Right Hand/Left Hand: Spike Lee’s Do the Right Thing

07/03/2009 4:00 AM |

A transcript of Matt Zoller Seitz’s video essay, viewable here.

Released 20 years ago this month, Spike Lee’s Do The Right Thing was one of the most controversial films of its time. It was praised in many quarters for its script, direction, photography, acting and music, and singled out by some prominent critics as a rich and multifaceted drama about racism, police brutality and the dynamics of an urban community.
Others condemned it as contrived, unrealistic, shrill, even irresponsible — a potent work of propaganda intended to stoke racial resentment, perhaps even incite violence.

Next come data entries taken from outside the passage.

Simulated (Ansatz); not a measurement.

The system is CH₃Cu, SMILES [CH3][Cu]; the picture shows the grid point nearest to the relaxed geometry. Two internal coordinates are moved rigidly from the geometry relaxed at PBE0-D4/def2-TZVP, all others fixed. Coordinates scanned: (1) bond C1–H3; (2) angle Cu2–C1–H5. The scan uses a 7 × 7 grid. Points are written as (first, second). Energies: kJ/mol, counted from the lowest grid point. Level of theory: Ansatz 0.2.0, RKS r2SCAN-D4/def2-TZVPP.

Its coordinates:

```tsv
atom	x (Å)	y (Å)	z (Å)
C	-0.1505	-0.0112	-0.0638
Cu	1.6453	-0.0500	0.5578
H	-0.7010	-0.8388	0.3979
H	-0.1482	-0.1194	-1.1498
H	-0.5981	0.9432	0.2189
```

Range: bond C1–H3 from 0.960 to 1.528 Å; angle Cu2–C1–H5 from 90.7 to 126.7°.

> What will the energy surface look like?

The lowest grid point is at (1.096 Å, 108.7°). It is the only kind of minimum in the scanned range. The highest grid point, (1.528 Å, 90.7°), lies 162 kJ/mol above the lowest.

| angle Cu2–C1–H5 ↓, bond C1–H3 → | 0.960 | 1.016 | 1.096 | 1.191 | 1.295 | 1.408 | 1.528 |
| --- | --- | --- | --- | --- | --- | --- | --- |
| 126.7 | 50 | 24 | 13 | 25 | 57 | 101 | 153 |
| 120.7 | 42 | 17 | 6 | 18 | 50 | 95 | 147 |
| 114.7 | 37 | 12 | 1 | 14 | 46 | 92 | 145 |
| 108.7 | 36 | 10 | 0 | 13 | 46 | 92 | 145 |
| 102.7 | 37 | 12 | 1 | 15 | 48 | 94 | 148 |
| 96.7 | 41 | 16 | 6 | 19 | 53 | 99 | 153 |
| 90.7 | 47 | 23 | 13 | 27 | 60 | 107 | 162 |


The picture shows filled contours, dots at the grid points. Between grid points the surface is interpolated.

That there were no notably violent incidents at theaters showing
Do the Right Thing is a matter of public record. But one doubts this was merely a lucky break on Lee’s part. A close look at the movie’s construction confirms not just its entertainment value and political relevance, but its generosity of spirit. Do the Right Thing is not a film-as-argument. It’s a film about arguments. More specifically, it’s about the roots of the grievances people hold and the anger they unleash.

It’s less about the interaction between particular ethnic groups in 1980s New York City than the psychological processes that drive people to violence and the difficulty, at times impossibility, of figuring out who started the fight and how it might have been prevented. Racism is a key cause of the riot that ends the movie, but it’s just one factor among many. The real culprit is human nature. Lee explores this subject by making every aspect of the film, from sequences and shots to lines and music cues, into opposing forces that dance around each other, argue with each other and whale on each other without achieving resolution, much less victory.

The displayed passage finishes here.